On 2/10/22 7:45 AM, Felix Maurer wrote:
On 09.02.22 18:06, Yonghong Song wrote:
On 2/9/22 7:55 AM, Felix Maurer wrote:
If bpf_msg_push_data is called with len 0 (as it happens during
selftests/bpf/test_sockmap), we do not need to do anything and can
return early.
Calling bpf_msg_push_data with len 0 previously lead to a wrong ENOMEM
error: we later called get_order(copy + len); if len was 0, copy + len
was also often 0 and get_order returned some undefined value (at the
moment 52). alloc_pages caught that and failed, but then
bpf_msg_push_data returned ENOMEM. This was wrong because we are most
probably not out of memory and actually do not need any additional
memory.
v2: Add bug description and Fixes tag
Fixes: 6fff607e2f14b ("bpf: sk_msg program helper bpf_msg_push_data")

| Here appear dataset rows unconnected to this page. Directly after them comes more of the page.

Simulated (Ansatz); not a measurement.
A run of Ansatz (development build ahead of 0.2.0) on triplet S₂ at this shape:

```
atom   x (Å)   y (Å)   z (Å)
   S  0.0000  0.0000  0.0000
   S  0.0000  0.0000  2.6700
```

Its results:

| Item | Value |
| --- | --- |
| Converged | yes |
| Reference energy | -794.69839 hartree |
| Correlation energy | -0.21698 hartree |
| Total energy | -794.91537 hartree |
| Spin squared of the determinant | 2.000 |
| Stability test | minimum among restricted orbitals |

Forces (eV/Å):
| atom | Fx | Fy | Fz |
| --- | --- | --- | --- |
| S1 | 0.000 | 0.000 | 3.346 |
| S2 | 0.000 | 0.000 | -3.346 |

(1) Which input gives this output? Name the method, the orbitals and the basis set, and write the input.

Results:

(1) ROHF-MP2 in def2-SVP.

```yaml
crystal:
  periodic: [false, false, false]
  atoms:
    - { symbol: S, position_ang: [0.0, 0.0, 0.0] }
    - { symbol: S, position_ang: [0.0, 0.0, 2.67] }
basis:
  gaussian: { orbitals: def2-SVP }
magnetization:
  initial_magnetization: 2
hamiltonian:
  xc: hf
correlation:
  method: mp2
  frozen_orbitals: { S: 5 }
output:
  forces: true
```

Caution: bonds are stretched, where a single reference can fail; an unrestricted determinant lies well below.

Signed-off-by: Felix Maurer <fmaurer@xxxxxxxxxx>
LGTM. I am wondering why bpf CI didn't catch this problem. Did you
modified the test with length 0 in order to trigger that? If this
is the case, it would be great you can add such a test to the
test_sockmap.
I did not modify the tests to trigger that. The state of the selftests
around that is unfortunately not very good. There is no explicit test
with length 0 but bpf_msg_push_data is still called with length 0,
because of what I consider to be bugs in the test. On the other hand,
explicit tests with other lengths are sometimes not called as well. I'll
elaborate on that in a bit.
Something easy to fix is that the tests do not check the return value of
bpf_msg_push_data which they probably should. That may have helped find
the problem earlier.
Now to the issue mentioned in the beginning: Only some of the BPF
programs used in test_sockmap actually call bpf_msg_push_data. However,
they are not always attached, just for particular scenarios:
txmsg_pass==1, txmsg_redir==1, or txmsg_drop==1. If none of those apply,
bpf_msg_push_data is never called. This happens for example in
test_txmsg_push. Out of the four defined tests only one actually calls
the helper.
But after a test, the parameters in the map are reset to 0 (instead of
being removed). Therefore, when the maps are reused in a subsequent test
which is one of the scenarios above, the values are present and
bpf_msg_push_data is called, albeit with the parameters set to 0. This
is also what triggered the wrong behavior fixed in the patch.
Unfortunately, I do not have the time to fix these issues in the test at
the moment.
Thanks for detailed explanation. Maybe for the immediate case, can you
just fix this in the selftest,
> Something easy to fix is that the tests do not check the return
value of
> bpf_msg_push_data which they probably should. That may have helped find
> the problem earlier.
This will be enough to verify your kernel change as without it the
test will fail.
The rest of test improvements can come later.
Acked-by: Yonghong Song <yhs@xxxxxx>
Thanks!